Shadows XI, Set 4
1980 Photographs, ink on paper, 4 sheets 50.8 x 40.6 cm / 20 x 16 in (each)
Similar to Charles Gaines's other early works, the ‘Shadows’ (1979-1980) series functions didactically by drawing attention to order and sequencing. As with his other grid-based and systems-based works, Gaines's process simultaneously produces both the content and the formal structure of the work, as photographs and drawings together create a self-reflexive record of his process. The drawings function as an indexical mark of the present and absent (previous) photographs, tracing the trajectory of the series as a whole. Taking the notion of the indexical even further, while the photographs themselves are traces of a real, factual circumstance, the shadows that are documented are themselves paradigmatic of the index's visual register.

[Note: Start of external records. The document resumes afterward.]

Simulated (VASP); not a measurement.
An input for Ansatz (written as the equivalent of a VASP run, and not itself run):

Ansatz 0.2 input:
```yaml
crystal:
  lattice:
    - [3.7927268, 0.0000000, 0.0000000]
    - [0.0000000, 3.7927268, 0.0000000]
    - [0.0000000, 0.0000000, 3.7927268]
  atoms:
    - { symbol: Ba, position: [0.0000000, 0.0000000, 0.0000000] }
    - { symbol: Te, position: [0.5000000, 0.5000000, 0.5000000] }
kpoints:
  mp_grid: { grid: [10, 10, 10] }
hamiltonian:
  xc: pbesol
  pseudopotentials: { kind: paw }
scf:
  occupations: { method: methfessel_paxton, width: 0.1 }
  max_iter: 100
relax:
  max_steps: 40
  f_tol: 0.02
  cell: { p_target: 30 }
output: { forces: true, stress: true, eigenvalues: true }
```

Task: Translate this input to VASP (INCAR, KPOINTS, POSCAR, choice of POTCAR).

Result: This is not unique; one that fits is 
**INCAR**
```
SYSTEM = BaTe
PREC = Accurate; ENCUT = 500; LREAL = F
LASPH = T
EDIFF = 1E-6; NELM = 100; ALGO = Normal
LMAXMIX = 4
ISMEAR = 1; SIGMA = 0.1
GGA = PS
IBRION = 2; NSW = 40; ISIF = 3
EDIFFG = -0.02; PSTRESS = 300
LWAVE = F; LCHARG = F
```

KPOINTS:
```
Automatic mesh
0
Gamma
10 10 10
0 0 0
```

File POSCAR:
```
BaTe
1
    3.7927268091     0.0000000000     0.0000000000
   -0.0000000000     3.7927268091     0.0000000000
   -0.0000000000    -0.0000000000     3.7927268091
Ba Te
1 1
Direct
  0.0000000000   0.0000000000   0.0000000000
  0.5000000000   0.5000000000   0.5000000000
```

‘‘Shadows’ is a series that is made up of groupings of four sets with each set comprised of two photographs and two drawings. Over the course of the series, I sequentially plotted contours of plants and their shadows on a numbered grid. For each group, I took a photograph of a standard houseplant and a photograph of its corresponding shadow in four different positions: 0 degrees, 90 degrees, 180 degrees, 270 degrees. This produced four photographs of the plant and four photographs of its shadows.’–Charles Gaines
Despite the systematic, ordering function of the numbers, the ‘Shadows’ explorations–and indeed the work at large–serve less as a measure of logical versus illogical than as an engagement with the nature of perception. While this idea includes the logic of composition, Gaines was more interested in how we see objects in the world, continuing his ongoing questioning of the essence, inherent nature, or stability of a given thing.
A pivotal figure in the field of Conceptual Art, Charles Gaines’ body of work engages formulas and systems that interrogate relationships between the objective and the subjective realms. Using a generative approach to create series of works in a variety of mediums, he has built a bridge between the early conceptual artists of the 1960s and 1970s and subsequent generations of artists pushing the limits of conceptualism today.